This week the Faculty of Humanities and Social Sciences hosted an impact workshop around working with external groups. The session saw presentations from three authors of 2021 Impact Case Studies, discussing their experience of working with groups locally and internationally, struggles which they faced, and the process of building the ICS.
Challenge: It is difficult to maintain relationships for a long enough period after the initial work in order to gather evidence of impact. This was attributed to various factors including difficulties of long distance communication, changes to staff meaning the loss of contacts, and the absence of active collaboration beyond the end of a project leading to a lack of consistent contact.
Lessons learnt:
- It is easier to maintain relationships within smaller organisations; however, working with smaller organisations could potentially affect the scale of impact achieved and the resources available.
- It is important to have individual relationships within larger organisations – specific people rather than generic inboxes or whole teams.
- Assume that there will be changes to staff important to your work – plan ahead to maintain relationships with the organisations, facilitate handovers to new staff to ensure continuity, and collect evidence prior to staff changes to ensure that the initial role of your work in developing the impact is clear.
Challenge: The ICS stemmed from two separate projects, and these both involved engagement activities. This meant that writing the narrative required clear distinction of impact from the engagement and underpinning research, and the tying together of the two separate projects.
Lessons learnt:
- Being involved with collaborators from the earliest stages of the projects may allow you to tailor the activities to present clear connections between research and your impact goals, and integrate evidence collection throughout.
- Co-production can help in understanding the needs of the communities involved and how the activities and research could best benefit them.
- The development of a compelling story within the ICS can be crucial to tie together separate strands of activity or impact into one high quality account.
Challenge: The project wasn’t initially planned as an impact project, so demonstrating pathways and gathering evidence became more difficult as this took place retrospectively.
Lessons learnt:
- Keep records of your engagement activities and gather feedback from collaborators for any project. Even if this isn’t building up to impact, it can help to inform your practice and future work or may be required by funders.
- Talk with collaborators about their own evaluative practice – have they already gathered data or feedback that could be used for your impact purposes?
- Excellent impact can be a natural part of your everyday work!
Other lessons:
It takes a village! None of these cases could have made it as far as they didn’t without working with others, helping collaborators but also using their support as much as possible. Remember that your collaborators might already be doing work such as evaluation that you could benefit from, and that could save you the time and effort of duplicating work.
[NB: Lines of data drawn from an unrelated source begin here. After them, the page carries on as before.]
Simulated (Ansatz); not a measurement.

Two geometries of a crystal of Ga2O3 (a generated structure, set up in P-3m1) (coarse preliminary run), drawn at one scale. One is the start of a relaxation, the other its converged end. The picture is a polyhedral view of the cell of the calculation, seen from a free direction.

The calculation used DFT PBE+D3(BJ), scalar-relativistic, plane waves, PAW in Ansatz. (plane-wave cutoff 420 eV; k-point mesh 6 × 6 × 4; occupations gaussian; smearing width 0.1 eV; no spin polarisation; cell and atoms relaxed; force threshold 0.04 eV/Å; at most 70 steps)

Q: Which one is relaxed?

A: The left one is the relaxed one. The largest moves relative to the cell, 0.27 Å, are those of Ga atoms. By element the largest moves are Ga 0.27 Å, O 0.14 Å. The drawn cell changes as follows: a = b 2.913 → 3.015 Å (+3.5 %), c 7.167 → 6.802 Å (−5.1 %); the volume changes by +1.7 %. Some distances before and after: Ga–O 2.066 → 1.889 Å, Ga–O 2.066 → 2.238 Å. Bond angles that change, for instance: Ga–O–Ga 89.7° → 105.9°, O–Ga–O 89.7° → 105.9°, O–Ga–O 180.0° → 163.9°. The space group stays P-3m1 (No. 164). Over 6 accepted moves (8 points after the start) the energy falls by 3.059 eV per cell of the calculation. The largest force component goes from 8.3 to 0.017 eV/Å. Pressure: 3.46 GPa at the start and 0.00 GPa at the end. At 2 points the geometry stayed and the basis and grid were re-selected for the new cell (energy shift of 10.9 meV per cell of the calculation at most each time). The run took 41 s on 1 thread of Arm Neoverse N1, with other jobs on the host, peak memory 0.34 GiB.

Impact isn’t often a linear process of Research > Activity > Impact. It can go back and fore or circle back around. You might achieve some impact at the earliest stages and another wave of impact 5 years later. This makes it all the more important to consider iterative evaluation and maintaining relationships.
Understanding these experiences could benefit any project, and all depend on planning ahead and working clearly and closely with your collaborators. What could you change in your current work to overcome similar challenges?